Environmental pundits have been warning us for years that time is running out. From climate change to out-of-control plastic waste – it’s no secret that we need to show our planet some love. Whether it’s eating local foods, recycling your coffee cup or switching to a chemical-free deodorant, you don’t have to make dramatic changes to your lifestyle. In fact, it’s the little things you do that can reduce our environmental impact.
Living a sustainable life is fun and incredibly rewarding. Here are five simple yet effective ways to green your life.
1. TEAM WORKOUT
Are you a man of action who’s not afraid to get his hands dirty? Sign up for the Hong Kong Cleanup Challenge. An annual community exercise held over six weeks from September 21 to November 1, the event rallies together eco-friendly individuals to clear rubbish from various parts of the city. All you need is a team of three or more. “Whether you’re cleaning up a beach, a hiking trail or an urban area – it’s a great outdoor workout and a good place to meet amazing women,” says Lisa Christensen, the founder and CEO of Ecovision, organiser of the event.
Hong Kong accumulates six million tonnes of waste per year – and our landfills are close to overflowing. Last year, almost 40,000 volunteers helped remove more than 100,000 kg of garbage ranging from disposable cups to cigarette butts. Hands- on participation not only protects our rural areas and marine life, but it’s also a real eye-opener to the city’s pollution problem. Hong Kong Cleanup will give you a detailed run-through prior to your team’s challenge. It also holds a big party at the end of the challenge period to announce results and award-winners, and congratulate the community on their collective effort.
2. FARM TO TABLE
Perhaps it’s time to think twice about what makes the weekly shopping list. As much as we heart our imported gourmet food,the reality is that it’s bad for the planet. Buying groceries from the local market can make a big difference. “Eating locally encourages accountability, helps protect the environment, ensures tastier, more nutritious food and reduces our carbon footprint,” says Todd Darling, co-founder of Homegrown Foods, a home delivery service that supplies local produce.
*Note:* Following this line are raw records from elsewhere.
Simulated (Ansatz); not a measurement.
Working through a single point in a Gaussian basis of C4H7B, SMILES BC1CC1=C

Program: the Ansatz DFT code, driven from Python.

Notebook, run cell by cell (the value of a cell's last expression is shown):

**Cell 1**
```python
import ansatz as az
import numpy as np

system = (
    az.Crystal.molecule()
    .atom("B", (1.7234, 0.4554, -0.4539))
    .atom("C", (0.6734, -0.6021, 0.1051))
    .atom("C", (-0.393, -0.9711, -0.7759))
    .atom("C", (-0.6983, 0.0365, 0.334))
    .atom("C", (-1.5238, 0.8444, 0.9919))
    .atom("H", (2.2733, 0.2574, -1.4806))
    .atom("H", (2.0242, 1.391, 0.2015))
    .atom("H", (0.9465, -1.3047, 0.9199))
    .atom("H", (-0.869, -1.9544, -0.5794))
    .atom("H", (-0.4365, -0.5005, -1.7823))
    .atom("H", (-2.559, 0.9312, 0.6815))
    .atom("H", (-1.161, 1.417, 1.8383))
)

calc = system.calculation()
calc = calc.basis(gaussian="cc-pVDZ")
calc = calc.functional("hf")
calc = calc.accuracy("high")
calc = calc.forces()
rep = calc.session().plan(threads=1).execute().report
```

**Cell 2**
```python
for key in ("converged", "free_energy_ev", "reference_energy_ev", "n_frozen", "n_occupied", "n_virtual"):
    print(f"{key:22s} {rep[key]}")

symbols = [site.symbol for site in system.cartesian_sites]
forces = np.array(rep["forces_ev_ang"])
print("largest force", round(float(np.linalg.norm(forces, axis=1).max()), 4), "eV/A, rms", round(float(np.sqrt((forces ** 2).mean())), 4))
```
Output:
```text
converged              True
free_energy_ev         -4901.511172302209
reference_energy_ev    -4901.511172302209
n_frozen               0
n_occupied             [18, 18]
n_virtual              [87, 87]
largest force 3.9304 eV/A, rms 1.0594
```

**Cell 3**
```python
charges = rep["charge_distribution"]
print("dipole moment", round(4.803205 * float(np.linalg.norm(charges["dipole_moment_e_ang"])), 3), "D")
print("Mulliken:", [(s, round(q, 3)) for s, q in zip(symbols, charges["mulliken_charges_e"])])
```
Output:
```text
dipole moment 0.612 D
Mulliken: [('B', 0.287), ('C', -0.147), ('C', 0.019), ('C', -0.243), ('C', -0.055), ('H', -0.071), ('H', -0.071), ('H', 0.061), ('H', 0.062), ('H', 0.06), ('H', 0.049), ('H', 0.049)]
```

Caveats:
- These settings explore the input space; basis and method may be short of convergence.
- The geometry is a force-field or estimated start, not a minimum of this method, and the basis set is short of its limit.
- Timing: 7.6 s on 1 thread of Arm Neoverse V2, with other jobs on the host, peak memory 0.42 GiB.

The company, which delivers organic food to Hong Kongers’ doorsteps, aims to reverse the current fast-food trend. “We want to connect local producers and local consumers to encourage local agriculture,” he explains. “It makes eating more sustainably convenient.”
Darling is also the CEO of the company that runs Posto Pubblico and Stone Nullah Tavern, restaurants that take a farm-to-table approach. The chefs from both outlets visit local farmers, mostly located in the New Territories, weekly to see what is being harvested – and then decide what goes on the menu.